INGMAR BERGMAN’s film Cries and Whispers (Cert. 15) is being given a 50th-anniversary cinema release. The film revisits many of the director’s preoccupations: faith, humanity’s struggles to connect with one another, loneliness, and suffering.
Agnes (Harriet Andersson) listens in bed to various highly ornate clocks striking four, but never together. One has even stopped functioning completely. It is metaphorically representative, in the face of ultimate extinction, of our vain efforts to create perfection, be in harmony with one another. Furthermore, Agnes is dying. The film’s fin de siècle setting allows us to note a bygone era, in which traditional religious belief has begun its ongoing decline.

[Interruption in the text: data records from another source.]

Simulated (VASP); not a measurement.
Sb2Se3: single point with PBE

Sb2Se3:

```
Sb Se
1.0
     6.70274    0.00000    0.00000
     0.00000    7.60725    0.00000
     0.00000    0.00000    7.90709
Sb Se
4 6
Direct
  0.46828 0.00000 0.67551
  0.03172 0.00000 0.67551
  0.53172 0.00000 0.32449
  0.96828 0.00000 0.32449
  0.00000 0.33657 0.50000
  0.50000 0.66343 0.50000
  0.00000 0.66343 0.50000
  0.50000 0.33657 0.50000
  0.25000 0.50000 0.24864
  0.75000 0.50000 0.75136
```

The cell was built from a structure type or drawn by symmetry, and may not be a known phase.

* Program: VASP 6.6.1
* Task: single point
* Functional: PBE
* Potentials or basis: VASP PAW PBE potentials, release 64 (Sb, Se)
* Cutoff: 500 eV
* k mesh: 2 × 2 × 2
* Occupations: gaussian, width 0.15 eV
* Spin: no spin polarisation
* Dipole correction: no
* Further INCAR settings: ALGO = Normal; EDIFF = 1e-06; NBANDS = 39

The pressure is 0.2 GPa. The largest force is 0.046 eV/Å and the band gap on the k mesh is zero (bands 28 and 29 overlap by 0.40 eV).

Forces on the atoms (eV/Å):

Because of her condition, the other two sisters, Karin (Ingrid Thulin) and Maria (Liv Ullmann), come to join Anna (Kari Sylwan), the maid, who lovingly nurses her sick employer. The siblings are near-strangers to one another. Flashbacks inform us of Agnes’s feelings of resentment over their mother’s preference for Anna. She, in turn, abhors being touched by the others. Maria is shallow. Referring, perhaps, to Through a Glass Darkly, Bergman’s 1961 film, a former lover places her before a mirror. He demonstrates how the woman’s looks have coarsened, reflecting a complacent, indifferent, and indolent nature.
As with Chekhov’s Three Sisters, bubbling beneath the surface are painful memories and hopeless yearnings. Most characters are utterly self-absorbed. It rests on Anna to provide a wider view of life. She prays, by an empty cot, for her daughter who died. She it is who consoles Agnes in her hours of need, cradling her, pietà-style, against her bosom. Love, for her, is about touch and feelings. With Bergman, God, albeit an impassive figure, is never far from his thoughts. Much dialogue is addressed straight to camera, as if a divine proclamation. In an extended close-up, the prayers of the Revd Isak (Anders Ek) over Agnes’s corpse deteriorate into plea-bargaining that the living may be spared final oblivion. It reminds one of the director’s despairing priest in Winter Light (1963), but infused this time with emotions where passion is synonymous with suffering.
The cinematographer Sven Nykvist immerses the whole film in red. Bergman regarded this as the colour of the soul. Unlike Kieslowski’s Three Colours trilogy, in which red symbolises fraternity, the sisters have closed down such feelings for one another. The heavy-handed self-abasement that the Lutheranism of Bergman’s upbringing wrought is apparent in his characters who have chosen various kinds of “death” rather than God’s offer of life. The pain-racked Agnes is an exception.
Interestingly, the director frequently returned to Diary of a Country Priest (book and film) as a source of inspiration. The final words of both are “All is grace.” In Cries and Whispers, Agnes likewise keeps a diary. It includes this entry: “I believe I have received the best gift anyone could have in this life. The gift has many names: affinity . . . fellowship, human contact, affection. I believe this is what is called grace.”
In an ending reminiscent of Dreyer’s Ordet, Bergman throws a lifeline of resurrection to his entombed souls, even if sceptical that they will take hold of it.